Ideally you'd also get ad-free access to Twitter itself, which I would certainly consider paying for. Considering the annual per-user revenue is ~ 12USD [1], this seems like something that would be financially interesting to Twitter.
Some how I don't think the people that want to pay to get rid of ads are the ones clicking on them.
Anecdotally someone I am close to doesn't seem to mind ads and regularly buys products from them, I block ads and rarely ever buy products from them. I'd pay for not being served ads in the first place
It's not necessarily about clicking the ad, it's also about brand awareness and the subconscious effect of having seen it.

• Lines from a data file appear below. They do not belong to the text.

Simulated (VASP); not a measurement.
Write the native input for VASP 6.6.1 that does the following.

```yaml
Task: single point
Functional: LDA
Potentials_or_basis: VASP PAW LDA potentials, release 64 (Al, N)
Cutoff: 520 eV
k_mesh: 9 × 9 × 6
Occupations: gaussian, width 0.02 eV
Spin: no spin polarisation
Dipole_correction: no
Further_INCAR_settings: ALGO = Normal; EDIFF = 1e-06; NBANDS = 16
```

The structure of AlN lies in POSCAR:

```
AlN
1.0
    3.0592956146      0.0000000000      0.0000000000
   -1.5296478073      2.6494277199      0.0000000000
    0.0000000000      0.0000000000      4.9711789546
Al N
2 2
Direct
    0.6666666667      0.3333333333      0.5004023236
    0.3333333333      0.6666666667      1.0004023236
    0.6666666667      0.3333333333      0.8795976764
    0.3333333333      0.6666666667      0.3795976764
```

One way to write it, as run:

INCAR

In the back of your head when you see the product the next time, you might think to yourself "I've seen this somewhere before... it's probably reputable." Or when you're in need of something, that brand's product might pop into your head sooner as something to assess.
Anecdotally, I click ads and buy things from them all the time and I have all ad free subscriptions: YouTube, Netflix, Amazon, WSJ, Economist. Lots of stuff. Instagram doesn’t have an ad free thing but I would have paid for it in the past. Not any more though.
For some users this might be true, but not for everyone- whether the advertisers realize it or not. I refuse to buy anything from an ad. If I want to buy a widget and happen to see an ad in the search results for the widget, I'll then refuse to buy the widget because I saw an ad for it. I block every promoted tweet, and enable as much ad blocking as I possible can on all of my devices. I am probably worth a negative amount to advertisers because seeing their ads actively makes me disinclined to buy the product.
On the other hand, I realize that services cost money to build and maintain, and if the subscription came with ad-free (and data-mining free! "ad-free - same great ad-tech data-mining flavor" doesn't count) I would definitely subscribe.
That's worldwide. Their revenue per US user from ads is $4/month. Selling an ad-free subscription for $3/month can't work for them just from those numbers, and it gets worse when you consider that Apple will be taking 30% of the latter but not the former.
You can subscribe outside of the App Store, and I’d likely pay more than $4 a month to see only tweets, without ads. The only thing holding me back from paying for something like TweetBot is that Twitter has intentionally hobbled notifications for third-party apps.
Per international user is extremely misleading. Ad costs are wildly different based on geographic area, with the US being far higher.
FB, for example, pulls 4-5x the ARPU for US users compared with international. I'd expect twitter to have a similar pattern (though it depends on what 'international' means: Europe is only half the US).
The other issue with this is that the most engaged twitter users are going be the likeliest to sign up for a paid twitter service. These are also going to be the people pulling the average up.
Nope, it just provides access to articles without ads. Certainly has its uses if you use Twitter as a news aggregator, but it’s not that useful for me.
It's can be a Catch-22 in some cases. The same people most willing to pay to opt-out are the ones most coveted by advertisers.